Saturday, February 18, 2012

The Mayflower Hotel, Part II


Something else I learned, concretely, in the ballroom of the Mayflower: I hold beliefs and understandings that are in tension with each other.  Despite my best efforts at coherence and integration, it turns out I too am lost to emotional contradiction.  Because my every instinct tells me that what I felt at the Lithuanian Independence Day celebration on Thursday night isn't possible, that God, or the cosmos, doesn't move people or nations toward or away from each other, doesn't designate fates.  Such is not to say that there cannot be a great, even ultimate force of causality in the universe.  Only that if there is one, it must be infinitely richer, more complex than we can come to understand by trying to follow the illusory logic of our own experiences.

But that's what I think.  The question is what did I feel?  What did I feel?  Something new and frightening and very, very hard: connection.

At this event, in this magnificent ballroom that has hosted inaugural celebrations for a dozen presidents, a young Lithuanian-American director presented his film about the 1992 Lithuanian Olympic basketball team, titled The Other Dream Team.  A fine film about a great story, the tough little tribe of Balts busting out, desperate, heroic, even a little hilarious, wearing their donated tie-dye all over Barcelona.


Well.  The thing is... I remember this.  I remember this.  And while that may not sound like shattering news, you have to understand--in Lincoln, Nebraska, where nobody even knew the difference between Russia and the Soviet Union, or cared that the latter no longer existed; in 1992, almost 15 years before I would become a Fulbright grantee to the country and live there for seven months, and 20 years before I would find myself sitting next to Lithuanian friends, speaking (badly) the country's secretive, mathematical language amidst the resplendence of official Washington--I was watching these guys, amazed, and rooting for them.  Basketball was my thing, and I was curious about the world, and here were these guys from this incredible, complicated place, playing my game.  I was fascinated by their names and worked hard to pronounce them appropriately: Marčiulonis, Sabonis, Chomičius.  These were my guys a lifetime ago.

Why?  I don't know.  Coincidence is implicated, but that too is facile.  Rather, there must be a relationship, indescribable, somewhere down in the gears and mystery of human intention, between what surprises and attracts us, and what we're later able to attain.  There must be something in the long process of learning about ourselves that leads to a build-up of personal history in a place or with a people, a build-up of associations, references, experiences, images.  But where is the spark?  Where and why does this movement toward connection begin?

It's not 1992 anymore, I'm not a kid.  I still romanticize wildly in my life, but I've endured as well all the usual disillusionments.  Perhaps with respect to no topic have I been more comprehensively disillusioned (though I can already imagine myself having to recant this, several years hence) than my potential usefulness to or in the nation of Lithuania.  I see pictures now of Kaunas, and I remember nothing but my own folly, paralysis, doubt and ignominious retreat from the place five years ago.

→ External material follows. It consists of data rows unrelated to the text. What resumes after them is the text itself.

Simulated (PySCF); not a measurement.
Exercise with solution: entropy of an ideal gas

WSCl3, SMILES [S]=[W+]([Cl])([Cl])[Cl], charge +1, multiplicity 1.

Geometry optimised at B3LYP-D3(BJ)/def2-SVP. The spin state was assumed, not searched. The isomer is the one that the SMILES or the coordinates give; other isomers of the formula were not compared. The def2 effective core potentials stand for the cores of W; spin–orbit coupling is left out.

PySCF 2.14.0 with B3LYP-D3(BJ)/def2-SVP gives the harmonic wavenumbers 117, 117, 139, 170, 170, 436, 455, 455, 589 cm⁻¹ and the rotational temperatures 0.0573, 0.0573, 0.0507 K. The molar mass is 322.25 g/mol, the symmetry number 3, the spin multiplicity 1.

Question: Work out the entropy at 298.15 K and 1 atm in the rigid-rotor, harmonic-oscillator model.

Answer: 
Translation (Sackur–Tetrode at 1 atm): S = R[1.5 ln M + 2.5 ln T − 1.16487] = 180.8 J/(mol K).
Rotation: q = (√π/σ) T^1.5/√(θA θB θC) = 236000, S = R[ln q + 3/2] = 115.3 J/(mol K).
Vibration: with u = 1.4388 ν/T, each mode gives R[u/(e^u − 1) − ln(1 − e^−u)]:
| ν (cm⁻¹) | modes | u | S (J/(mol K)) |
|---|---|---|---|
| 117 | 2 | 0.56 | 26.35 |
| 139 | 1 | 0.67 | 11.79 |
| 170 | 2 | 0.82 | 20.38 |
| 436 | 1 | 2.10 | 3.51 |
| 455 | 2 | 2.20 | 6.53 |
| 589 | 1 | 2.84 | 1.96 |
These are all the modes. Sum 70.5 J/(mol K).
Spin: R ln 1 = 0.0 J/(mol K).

And yet...connection.  Maybe that's what connection is, a history of disillusionment.  Maybe that's the difference between the first inexplicable flicker of interest in a place or person, and the deeper, more challenging mutual knowledge that constitutes real commitment.  Put another way, the connection I felt Thursday night at the Mayflower was not a fated connection, but something far more sacred:  it was the true measure of the last 20 years, and of the distance between Lincoln and Washington and Vilnius.